Liability Exposure with Holiday Parades

  • Author | Halie Gallik
  • 11/2/2021 8:00 am

Holiday parades are a time-honored tradition and a way for your community to come together and celebrate. A successful parade takes planning and preparation, and should include a clear evaluation of liability exposures. 

If a parade takes place on your city streets, be sure you have considered the following:

  • Who is the sponsor of the parade?
  • Is your entity involved in any sponsorship, organization or direction of the parade (e.g., police leading, blocking streets, crowd control, etc.)?
  • For parades you organize, all participants should sign a waiver. To view a sample waiver, CLICK HERE.
  • Does your city ordinance require a parade permit?
  • Anyone who operates a motor vehicle in a parade should have a valid driver’s license.
  • Do you allow anyone under the age of 18 to operate a motorized vehicle?
  • Never throw candy from vehicles. Designated individuals should walk along the parade route and hand out candy directly to spectators.
  • Spectators should never be encouraged to come into the parade route.

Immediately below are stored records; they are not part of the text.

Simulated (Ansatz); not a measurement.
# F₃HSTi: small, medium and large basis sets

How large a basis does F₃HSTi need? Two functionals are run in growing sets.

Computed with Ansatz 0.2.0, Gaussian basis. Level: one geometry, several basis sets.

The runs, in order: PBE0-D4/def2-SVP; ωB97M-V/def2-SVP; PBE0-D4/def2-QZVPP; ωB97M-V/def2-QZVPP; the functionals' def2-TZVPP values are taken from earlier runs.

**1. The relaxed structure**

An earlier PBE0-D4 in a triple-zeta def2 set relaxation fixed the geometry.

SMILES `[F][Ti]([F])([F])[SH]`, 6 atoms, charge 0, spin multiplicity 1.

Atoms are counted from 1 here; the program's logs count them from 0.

Your liability policy with Public Entity Partners covers not only your entity’s liability, but also the liability of your elected officials, employees and official volunteers. Third parties are not covered under your liability policy.

Each year when you complete your renewal applications, you are asked for a list of special events that you sponsor, organize or direct. Make sure you provide underwriting with a list of all special events, including parades, along with a short description of the festivities. Groups and third-party organizations that participate in the parade are responsible for their own negligence. 

Also keep in mind that every liability policy has exclusions. We recommend that you consult your underwriter to verify your coverage. Some typical exclusions include car stunting, carnival rides or amusement devices.

Always carefully review every parade entry to determine if your entity has protection under your liability policy. If you want to include something in the parade that is excluded from your liability policy, your entity should consider a special event policy.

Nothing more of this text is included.